The University of Groningen and Wageningen University & Research started a research project with almost all supermarkets in the Netherlands. The research, called ‘Transparently healthy & sustainable’ focusses on interventions to improve transparency and support consumers in making healthier and sustainable product choices. Koert van Ittersum, professor of Marketing & Consumer Well-being at the University of Groningen, explains: ‘You can for example think of the effectiveness of food choice logos and shelf layouts based on the healthiness of the alternatives, or informing consumers about more sustainable options via smart shopping carts.’
The research is conducted by scholars from the University of Groningen and Wageningen University & Research. The project started on 1 September and will last four years. The research is funded by TKI, topsector Agri & Food, with contributions from the participating retailers.

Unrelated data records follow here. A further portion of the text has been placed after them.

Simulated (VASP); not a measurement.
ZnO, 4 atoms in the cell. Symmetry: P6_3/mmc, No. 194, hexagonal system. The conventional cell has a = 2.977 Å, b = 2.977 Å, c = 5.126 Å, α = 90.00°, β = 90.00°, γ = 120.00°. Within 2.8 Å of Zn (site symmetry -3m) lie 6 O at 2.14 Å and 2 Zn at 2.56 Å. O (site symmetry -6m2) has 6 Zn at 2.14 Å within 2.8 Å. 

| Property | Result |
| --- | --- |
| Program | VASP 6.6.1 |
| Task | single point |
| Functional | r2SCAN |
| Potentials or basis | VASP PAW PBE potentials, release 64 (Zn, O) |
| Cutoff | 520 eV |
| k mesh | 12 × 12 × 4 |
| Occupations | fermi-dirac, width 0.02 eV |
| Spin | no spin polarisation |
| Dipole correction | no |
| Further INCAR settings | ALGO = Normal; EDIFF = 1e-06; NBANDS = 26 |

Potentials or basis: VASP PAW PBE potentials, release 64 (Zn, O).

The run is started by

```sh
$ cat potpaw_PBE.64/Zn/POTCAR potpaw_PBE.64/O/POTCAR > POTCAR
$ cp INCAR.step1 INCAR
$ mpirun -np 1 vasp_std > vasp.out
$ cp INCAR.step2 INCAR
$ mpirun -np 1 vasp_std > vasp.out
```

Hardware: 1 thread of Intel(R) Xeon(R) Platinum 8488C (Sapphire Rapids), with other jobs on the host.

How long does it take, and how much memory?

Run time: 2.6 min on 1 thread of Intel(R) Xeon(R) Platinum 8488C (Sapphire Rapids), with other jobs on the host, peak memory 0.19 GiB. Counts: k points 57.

Making healthy and sustainable choices while shopping is not easy; consumers receive a lot of product information through the packaging, e.g. the nutritional values and information about the origin of the product. For this, various quality marks and logos are also available in the supermarket. When purchasing a single product, it may be worthwhile for consumers to delve into all of this information. However, there are often several alternatives that consumers can choose from and they usually buy more than one product. This makes delving into the relevant information difficult and time-consuming. The relevant information that is available in the supermarket does not meet the criteria of transparency: disclosure, accuracy and clarity.
This research assumes that the most relevant information for making a healthier or more sustainable choice is available in the supermarket, either in the brick-and-mortar store or online in their webshop. However, this information often lacks transparency, which means that consumers are not well supported in making a healthy and sustainable choice.
‘With so many retailers involved, this really is a unique project. Despite their individual interests, it shows a shared sense of responsibility for where our food system should go,’ says Hans van Trijp, Professor of Marketing and Consumer Behavior at Wageningen University & Research.
This research aims to better understand what motivates consumers to make healthy and sustainable choices and how retailers can better empower consumers to make healthy and sustainable choices in the supermarket.
One of the unique dimensions of this project is that all major supermarket organisations active in the Netherlands are involved. Marc Jansen, director of CBL: ‘For us as CBL it is perhaps self-evident that supermarkets work together to tackle cross-company issues and topics. By also working together within a scientific research program, the outcomes and learnings ultimately become stronger and more relevant to society. All supermarkets have an interest in healthy and resilient customers who can make conscious and well-informed choices from the extensive food range. In this way, we contribute towards a healthier and more sustainable Netherlands for all Dutch people by improving the transparency in supermarkets.’